The insertion sort algorithm is not always the best one to use. When sorting n values, starting from a random initial arrangement, the insertion sort has to look through half of the elements in the sorted part of the data structure to find the correct insertion point for each new value it places. The size of that sorted part increases linearly from 0 to n, so its average size is n/2 and the average number of comparisons needed to insert one element is n/4. Taking all the insertions together, then, the insertion sort performs about n2/4 comparisons to sort the entire set.
Accordingly, when the number of values to be sorted is large (greater than one hundred, say), it is preferable to use a sorting method that is more complicated to set up initially but performs fewer operations on each element in the process of positioning it correctly. The merge sort algorithm is often an appropriate choice. We shall examine two variants of this algorithm -- one taking a list of values and returning a newly allocated list containing the same values, but in sorted order, and the other one taking a vector of values and arranging its elements as a ``destructive'' side effect.

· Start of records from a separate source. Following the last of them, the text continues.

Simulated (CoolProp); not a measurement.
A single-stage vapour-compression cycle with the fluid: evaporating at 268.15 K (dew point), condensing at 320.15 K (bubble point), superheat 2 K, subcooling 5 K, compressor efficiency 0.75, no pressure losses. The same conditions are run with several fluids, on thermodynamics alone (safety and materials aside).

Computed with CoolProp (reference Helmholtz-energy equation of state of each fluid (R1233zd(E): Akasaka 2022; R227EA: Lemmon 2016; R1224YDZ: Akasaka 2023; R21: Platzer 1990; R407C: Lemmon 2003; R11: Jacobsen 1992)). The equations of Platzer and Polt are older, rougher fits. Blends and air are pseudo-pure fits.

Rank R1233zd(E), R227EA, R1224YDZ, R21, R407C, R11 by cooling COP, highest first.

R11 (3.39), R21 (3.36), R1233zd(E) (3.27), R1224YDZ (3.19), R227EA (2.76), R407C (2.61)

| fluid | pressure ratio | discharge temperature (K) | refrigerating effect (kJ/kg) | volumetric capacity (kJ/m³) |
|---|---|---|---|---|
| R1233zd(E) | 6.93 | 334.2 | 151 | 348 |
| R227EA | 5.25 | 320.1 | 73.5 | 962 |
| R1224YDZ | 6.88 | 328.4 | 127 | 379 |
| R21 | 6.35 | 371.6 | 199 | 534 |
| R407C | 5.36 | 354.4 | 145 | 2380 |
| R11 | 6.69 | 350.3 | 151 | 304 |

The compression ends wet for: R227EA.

The fundamental building block for the first version of the merge sort is
the merge procedure, which takes two sorted lists as arguments
and returns a sorted list containing all of the values from both argument
lists. Program 4.3 on page 98 of our textbook is an implementation of this
procedure. Since the lists to be merged will sometimes be quite large, I
prefer the following tail-recursive implementation:
(define merge
(lambda (ls-1 ls-2)
(let loop ((rest-1 ls-1)
(rest-2 ls-2)
(merged '()))
(cond ((null? rest-1) (revappend merged rest-2))
((null? rest-2) (revappend merged rest-1))
(else (let ((first-1 (car rest-1))
(first-2 (car rest-2)))
(if (< first-2 first-1)
(loop rest-1 (cdr rest-2) (cons first-2 merged))
(loop (cdr rest-1) rest-2 (cons first-1 merged)))))))))
(define revappend
(lambda (ls-1 ls-2)
(if (null? ls-1)
ls-2
(revappend (cdr ls-1) (cons (car ls-1) ls-2)))))
The idea is to build up the result list merged by repeatedly
taking either the next available value from ls-1 or the next
available value from ls-2, whichever comes first, and
attaching it to merged. In the recursive call, whichever value
was thus selected and transferred is eliminated from further consideration.
The process stops as soon as one of the original lists is exhausted; at
that point, the remaining values in the other list (if any) are appended to
the merged list. (This is done with revappend
rather than append, because merged is built up in
the wrong order during the tail recursion -- the first value recovered from
ls-1 or ls-2 becomes the last element of
merged, and so on.)
Use merge to merge the lists (2 3 4 7 8 10 12)
and (1 6 11 13 14).
What happens if merge is applied to lists that are not already
in ascending order?
What happens if merge is given two empty lists as arguments?
The merge sort works by starting with short lists, merging them to form
somewhat longer lists, merging the somewhat longer lists to form still
longer ones, and so on until only one list remains -- the result of the
final merge operation. The short lists that we begin with must satisfy the
precondition for the merge procedure: they must already be
sorted. The easiest way to ensure this without having to perform any
comparisons is to put just one value into each short list; a single value
is already ``sorted,'' in a trivial or vacuous sense (and the
merge procedure will work correctly on such single-element
lists).
We'll keep all of the lists that will eventually be merged together in one
master list of lists. If ls is the list to be sorted, then,
the master list will initially be (map list ls) -- a list of
one-element lists, each containing one element of ls.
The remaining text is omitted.